Machine shops and other domestic manufacturers consumed $168.03 million worth of cutting tools during April, 16% less than the comparable total for March and 3.6% less than the April 2016 figure. It was the first decline in cutting-tool consumption since November 2016, and while the latest results suggest a break in the U.S. manufacturing recovery evident through the first quarter of this year, the four-month total (January-April 2017) total for cutting tool consumption is $716.11 million, up 3.5% compared to the same period of last year.
These figures are drawn from the latest Cutting Tool Market Report, issued monthly by the U.S. Cutting Tool Institute and AMT – the Association for Manufacturing Technology. Cutting tool consumption is offered as a leading indicator of U.S. manufacturing activity, as cutting tools relate directly to actual production levels.
The CTMR includes real numbers based on the totals reported by participating companies participating, and represents the majority of the U.S. market for cutting tools. The index contrasts with the monthly U.S. Manufacturing Technology Orders report, also issued by AMT, which tracks demand for machine tools as indicator of manufacturing confidence.
“Once you get past the initial shock of seeing a large downturn in April and look deeper into the numbers, you begin to see that April had four less working days than March,” stated USCTI president Steve Stokey.

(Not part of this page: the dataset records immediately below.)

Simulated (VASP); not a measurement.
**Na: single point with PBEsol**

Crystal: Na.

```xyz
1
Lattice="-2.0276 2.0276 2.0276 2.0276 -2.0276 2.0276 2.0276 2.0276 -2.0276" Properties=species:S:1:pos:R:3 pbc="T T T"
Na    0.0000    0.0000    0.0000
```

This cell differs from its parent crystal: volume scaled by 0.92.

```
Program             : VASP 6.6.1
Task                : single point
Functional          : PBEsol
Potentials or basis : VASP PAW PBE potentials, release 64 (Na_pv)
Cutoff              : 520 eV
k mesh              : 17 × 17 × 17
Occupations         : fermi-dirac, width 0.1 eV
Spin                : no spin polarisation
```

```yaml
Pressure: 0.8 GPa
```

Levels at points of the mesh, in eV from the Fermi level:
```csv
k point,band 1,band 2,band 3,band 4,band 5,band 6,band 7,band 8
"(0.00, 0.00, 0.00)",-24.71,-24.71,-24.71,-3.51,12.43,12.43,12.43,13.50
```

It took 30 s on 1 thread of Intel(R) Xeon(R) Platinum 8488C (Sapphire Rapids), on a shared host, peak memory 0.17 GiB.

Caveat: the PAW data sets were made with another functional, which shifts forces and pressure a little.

“The average sales per working day were actually up in April,” Stokey noted. “This is good news for the industry as it continues to outperform 2016.”
“We have seen the cutting tool market recuperate and gain strength since IMTS 2016, with the exception of one or two months,” commented Chris Kaiser, CEO of cutting-tool manufacturer BIG Kaiser. “If the activity in (the) oil-and-gas, mining, construction, and agricultural industries continues to improve, I think we could see a continued year-over-year increase in cutting tool consumption.”